• 25th November 2009 - By Rakesh

    The Times Of India

    Wine & Dine

    A Twist In The Tale by Rashmi Uday Singh
    March 13, 2009

    Want to try some smoked salmon thayir saadham? Here’s Indian food like never before. Join Rashmi on her Indian Accent adventure.

    It happens to me again and again. I hang my head despondently. Be it in New York at the Asia Society’s panel discussion a couple of years ago, at the Napa valley retreat and even at the World Gourmet summit in Singapore. Each time I’d been representing India and in response to the question, “ Is Indian cuisine evolving?”, I’d give a despondent no. Happily, since then, there’s been some evolution taking place but only in few five-star hotel kitchens. Slowly it has begun  to change. Slowly. A few stand-alone restaurants have begun to push the envelope and to innovate. Done without a strong grasp of the science and art of cooking, the food can become a mish-mash created by the self-indulgent fantasies of a chef. But, when executed with supple and nimble mastery…magic happens.
    And it’s happening here in Delhi’s brand new restaurant…
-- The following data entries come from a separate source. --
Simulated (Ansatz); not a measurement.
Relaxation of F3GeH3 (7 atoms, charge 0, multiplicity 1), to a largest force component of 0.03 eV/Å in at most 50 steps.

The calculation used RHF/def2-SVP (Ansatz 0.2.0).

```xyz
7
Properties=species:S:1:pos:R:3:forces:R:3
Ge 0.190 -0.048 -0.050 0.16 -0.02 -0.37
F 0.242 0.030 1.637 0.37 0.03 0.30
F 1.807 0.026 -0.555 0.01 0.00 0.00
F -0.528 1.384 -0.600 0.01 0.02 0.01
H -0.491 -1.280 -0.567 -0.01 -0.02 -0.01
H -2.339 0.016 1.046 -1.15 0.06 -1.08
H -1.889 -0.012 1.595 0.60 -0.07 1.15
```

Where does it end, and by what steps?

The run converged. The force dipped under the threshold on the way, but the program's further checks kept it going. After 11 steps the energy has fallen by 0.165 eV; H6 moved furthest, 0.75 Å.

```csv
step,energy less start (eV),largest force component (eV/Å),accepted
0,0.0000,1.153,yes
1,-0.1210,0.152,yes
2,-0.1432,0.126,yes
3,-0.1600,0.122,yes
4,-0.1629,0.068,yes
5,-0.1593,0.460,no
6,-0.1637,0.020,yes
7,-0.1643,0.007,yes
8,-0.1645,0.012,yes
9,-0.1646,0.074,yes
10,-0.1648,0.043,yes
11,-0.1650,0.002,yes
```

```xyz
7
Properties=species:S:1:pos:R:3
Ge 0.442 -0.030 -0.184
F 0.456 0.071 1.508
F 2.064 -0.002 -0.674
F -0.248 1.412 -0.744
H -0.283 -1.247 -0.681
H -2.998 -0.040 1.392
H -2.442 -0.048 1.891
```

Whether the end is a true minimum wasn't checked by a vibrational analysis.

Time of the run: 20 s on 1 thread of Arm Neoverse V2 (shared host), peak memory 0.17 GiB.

    Foie Gras Stuffed Galawat

    Foie Gras Stuffed Galawat

    INDIAN ACCENT

    It’s hard to believe that in this predictably comfortable no-nonsense dining room there is going to be such an unpredictable blitz of taste. It is in this small new restaurant “Indian Accent” that the dreamteam (which straddles London and Delhi, having restaurants in both cities) delivers a seamlessly exciting Indian experience. The ever-smiling Chef Manish Mehrotra uses comforting and well-loved ingredients (aam papad, chyavanprash) and teases with surprises. Global favourites (Foie Gras, smoked salmon, truffle oil) are married with Indian regional dishes with panache. And there lies the magic. As I delight in the chef’s tasting menu (Rs 1900), I find that course after course chef Mehrotra coaxes the most amazing flavours out of vegetables, cooks meats unerringly and pairs them with intuitive brilliance. And serves them with flair. The toothless nawabs for whom the galouti kabab was created would’ve done a double whoop of joy with the “Foie Gras stuffed galawat” (a la Joel Robuchon and his Foie Gras burger?). Thin crisp textures hold creamy explosions of goat cheese, the thin smoked salmon (a slightly meatier layer would’ve worked better) clasps my favourite curd rice dish, enlivened with a dot of molagapodi (our own version of sushi?). A cheeky chatpatta rendering of pani puri, silken fish moily, even a crisp dosa…

    Presiding over this marriage procession of food and wine is UK’s wine expert Charles Metcalfe. Mainly white wines from the New World (none from India) do a jugalbandi with the food. We wind up with the chyavanprash cheesecake, which is cute and clever but doesn’t work the magic like the Old Monk rum balls oozing Valronha chocolate sauce. Just a smattering of black or red pepper or Jalapeno on that would’ve made for a perfect ending. Applauded in London for their trail-blazing Chor Bizarre, Rohit Khattar and his team are all set to raise the bar here. Whether the Indian diner (or should we say punter?) will take to this is yet to be seen. But at least it is a delicious beginning. Indian food is beginning to innovate. Jai ho!